Audio = better user experience = good for SEO
Updated: Feb 10, 2022
The reason for this post is Google’s recently set timeline to include page experience signals in Google Search ranking. This is a VERY interesting thing because of its premise:
Directly measuring how users perceive the experience of interacting with your website.
User experience is a fairly broad term that covers a wide spectrum of activities: from the general and specific ease of use to how content is displayed across various platforms and everything in between, quite literally. As of May 2021, it will also be one of the more important factors Google will consider for SEO purposes, especially for mobile sites (more on that in a bit).
Each user’s experience is subjective so that doesn’t tell you anything. What can you do and where does audio fit in all of it? Scroll down to find out.
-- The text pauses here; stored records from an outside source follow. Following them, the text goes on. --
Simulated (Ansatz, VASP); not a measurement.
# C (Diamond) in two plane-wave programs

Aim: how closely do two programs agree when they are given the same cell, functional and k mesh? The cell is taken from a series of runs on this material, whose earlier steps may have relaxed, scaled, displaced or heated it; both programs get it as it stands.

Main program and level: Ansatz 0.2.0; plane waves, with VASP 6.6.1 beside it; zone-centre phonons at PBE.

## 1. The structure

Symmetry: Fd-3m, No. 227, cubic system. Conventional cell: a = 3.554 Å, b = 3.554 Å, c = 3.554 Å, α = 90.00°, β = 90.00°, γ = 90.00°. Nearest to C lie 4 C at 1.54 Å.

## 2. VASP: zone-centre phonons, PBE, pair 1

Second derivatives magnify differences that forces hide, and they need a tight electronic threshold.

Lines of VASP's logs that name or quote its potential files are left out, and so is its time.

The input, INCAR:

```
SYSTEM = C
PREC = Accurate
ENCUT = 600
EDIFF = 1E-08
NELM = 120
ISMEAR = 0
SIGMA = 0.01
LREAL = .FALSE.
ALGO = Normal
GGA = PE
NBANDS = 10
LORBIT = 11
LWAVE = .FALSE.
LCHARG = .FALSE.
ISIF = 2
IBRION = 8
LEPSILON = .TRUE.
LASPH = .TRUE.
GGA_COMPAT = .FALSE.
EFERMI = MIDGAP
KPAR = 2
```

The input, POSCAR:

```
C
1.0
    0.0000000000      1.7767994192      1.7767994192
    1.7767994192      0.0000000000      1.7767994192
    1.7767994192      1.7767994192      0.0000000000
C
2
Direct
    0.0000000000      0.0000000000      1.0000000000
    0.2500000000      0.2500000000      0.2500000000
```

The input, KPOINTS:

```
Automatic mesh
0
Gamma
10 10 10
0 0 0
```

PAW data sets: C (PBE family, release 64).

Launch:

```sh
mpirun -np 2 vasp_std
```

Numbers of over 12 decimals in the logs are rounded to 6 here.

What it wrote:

What is page experience, exactly?
To understand how the upcoming change affects you, you first need to get a good grasp on what constitutes a page experience and Google’s efforts to measure it.
The search engine’s devs define page experience as a set of signals that measure how usable a page within your site is. The idea behind the update is to ensure that top-ranking sites are those with experiences that users like. To determine how much a user enjoys a specific page, Google will use Core Web Vitals, a set of metrics that measure the real-world user experience for three elements:
Largest Contentful Paint (LCP) – measures loading performance. Sites should strive to have LCP occur within the first 2.5 seconds of the page starting to load for a good user experience.
First Input Delay (FID) – measures interactivity. To provide a good user experience, sites should aim to have an FID of less than 100 milliseconds.
Cumulative Layout Shift (CLS) – measures visual stability. A CLS score of less than 0.1 is necessary to provide a good user experience.
These signals will go along the usual suspects of mobile-friendliness, safe-browsing, HTTPS, and intrusive interstitial guidelines.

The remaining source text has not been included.